Tax Credit To Create Holland Jobs
The same kind of credits, the governor’s office announced, also will help with redevelopment of similar brownfield sites in Cadillac and Detroit.
The governor’s office said said the tax credits will help spur more than $21 million in private investment, creating more new jobs in the state.
In Holland, MEDC said a tax credit valued at $1 million will facilitate reconfiguration of the 393,000-square-foot Life Savers plant to accommodate up to six self-contained spaces for lease to industrial or manufacturing-related operations.
The project also received approval last January through the MEDC to capture nearly $900,000 in state and local taxes for demolition and asbestos abatement in the 37-year-old plant.
MEDC said the total $2 million brownfield tax credit in Holland, Cadillac and Detroit is expected to create more than $10.8 million in private investment and hundreds of new jobs.
“The value gained by redeveloping brownfield sites cannot be overstated,” Granholm said. “Turning around blighted properties that were once thought too costly to redevelop will bring the economic development and jobs we need in Michigan.”
In her state of the state address this year, Granholm announced such credits as part of a seven-point plan for economic growth.
She and MEDC claimed targeted assistance is creating or retaining about 23,500 jobs, part of them by turning polluted sites into new opportunities for economic development.
Don Jakeway, MEDC’s president and CEO, released a statement saying, “Michigan’s brownfield redevelopment program has helped countless Michigan communities turn abandoned, blighted and often tax-reverted properties into assets.
“These credits will create housing and job opportunities and help attract new investment for many years to come.”
The other credits in the announcements were designated for:
Cadillac — a $620,850 credit to help redevelop the one-acre site of the former Kraft Creamery into a 20-unit condominium.
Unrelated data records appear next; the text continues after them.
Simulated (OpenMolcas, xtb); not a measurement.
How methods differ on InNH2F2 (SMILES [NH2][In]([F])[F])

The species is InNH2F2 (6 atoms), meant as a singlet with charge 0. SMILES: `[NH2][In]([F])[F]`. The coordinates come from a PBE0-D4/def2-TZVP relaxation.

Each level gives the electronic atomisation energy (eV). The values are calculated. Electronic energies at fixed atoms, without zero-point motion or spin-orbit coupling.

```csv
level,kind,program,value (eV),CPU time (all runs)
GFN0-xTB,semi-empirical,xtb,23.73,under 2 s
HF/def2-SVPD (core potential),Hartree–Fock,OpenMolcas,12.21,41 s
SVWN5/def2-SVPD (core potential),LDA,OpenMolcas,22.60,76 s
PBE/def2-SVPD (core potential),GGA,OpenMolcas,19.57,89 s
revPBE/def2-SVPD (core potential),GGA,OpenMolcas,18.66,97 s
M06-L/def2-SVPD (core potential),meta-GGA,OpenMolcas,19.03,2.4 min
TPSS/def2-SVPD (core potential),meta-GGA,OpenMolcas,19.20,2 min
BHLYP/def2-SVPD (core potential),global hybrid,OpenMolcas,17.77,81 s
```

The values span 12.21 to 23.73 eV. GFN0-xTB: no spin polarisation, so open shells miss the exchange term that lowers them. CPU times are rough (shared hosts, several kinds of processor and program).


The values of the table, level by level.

The property, vacant since the original buildings were demolished in 1988, is expected to receive more than $6.2 million in private investment. The city has approved an additional $228,000 in grants to provide infrastructure improvements and prepare the property for redevelopment.
Detroit — a $391,127 credit to transform blighted, tax-reverted property in southwest Detroit less than 500 feet from the Ambassador Bridge.
The redevelopment will house the State of Michigan International Welcome Center and a small business incubator. The project is expected to create more than $3.9 million in private investment and 63 new jobs.